Note that the weak hypercharge of quarks comes in units one-third the size of the weak hypercharge for leptons, a reflection of the fact that quark charges come in units one-third the size of lepton charges. Indeed, thanks to the Gell-Mann-Nishijima formula, these facts are equivalent.

For right-handed fermions, weak hypercharge is even simpler. Since $I_3 = 0$ for these particles, the Gell-Mann-Nishijima formula reduces to

\begin{displaymath}Q = Y/2. \end{displaymath}

So, the hypercharge of a right-handed fermion is twice its charge. In summary, the fermions have these hypercharges:
The First Generation of Fermions -- Hypercharge
Name Symbol $Y$
Left-handed leptons $\left( \! \begin{array}{c} \nu_L \\ e^-_L \end{array} \! \right)$ $-1$
Left-handed quarks $\left( \! \begin{array}{c} u_L \\ d_L \end{array} \! \right)$ $\frac{1}{3}$
Right-handed neutrino $\nu_R$ $0$
Right-handed electron $e^-_R$ $-2$
Right-handed up quark $u_R$ $\frac{4}{3}$
Right-handed down quark $d_R$ $-\frac{2}{3}$

But what is the meaning of hypercharge? We can start by reviewing our answer for the quantity $I_3$. This quantity, as we have seen, is related to how particles interact via $W$ bosons, because particles with $I_3 = \pm \frac{1}{2}$ span the fundamental representation of ${\rm SU}(2)$, while the $W$ bosons span the complexified adjoint representation, which acts on any other representation. Yet there is a deeper connection.

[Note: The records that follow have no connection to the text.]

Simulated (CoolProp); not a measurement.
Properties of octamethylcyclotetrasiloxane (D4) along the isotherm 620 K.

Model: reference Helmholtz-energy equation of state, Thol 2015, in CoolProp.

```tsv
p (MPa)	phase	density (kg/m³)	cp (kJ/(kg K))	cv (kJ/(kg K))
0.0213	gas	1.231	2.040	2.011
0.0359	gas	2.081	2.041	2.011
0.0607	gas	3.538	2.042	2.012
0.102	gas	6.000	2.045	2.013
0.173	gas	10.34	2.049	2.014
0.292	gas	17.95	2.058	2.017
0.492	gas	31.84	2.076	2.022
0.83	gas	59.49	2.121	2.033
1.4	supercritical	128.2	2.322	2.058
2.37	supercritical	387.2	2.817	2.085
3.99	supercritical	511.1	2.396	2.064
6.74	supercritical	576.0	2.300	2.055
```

In quantum mechanics, observables like $I_3$ correspond to self-adjoint operators. We will denote the operator corresponding to an observable with a caret, for example $\hat{I}_3$ is the operator corresponding to $I_3$. A state of specific $I_3$, like $\nu_L$ which has $I_3 = \frac{1}{2}$, is an eigenvector,

\begin{displaymath}\hat{I}_3 \nu_L = \frac{1}{2}\nu_L \end{displaymath}

with an eigenvalue that is the $I_3$ of the state. This makes it easy to write $\hat{I}_3$ as a matrix when we let it act on the ${\mathbb{C}}^2$ with basis $\nu_L$ and $e^-_L$, or any other doublet. We get

\begin{displaymath}\hat{I}_3 = \left(\begin{array}{cc} \frac{1}{2}& 0 \\ 0 & -\frac{1}{2}\end{array} \right). \end{displaymath}

Note that this is an element of ${\mathfrak{su}}(2)$ divided by $i$. So, it lies in $\sl (2,{\mathbb{C}})$, the complexified adjoint representation of ${\rm SU}(2)$. In fact it equals $\frac{1}{2}W^0$, one of the gauge bosons. So, up to a constant of proportionality, the observable $\hat{I}_3$ is one of the gauge bosons!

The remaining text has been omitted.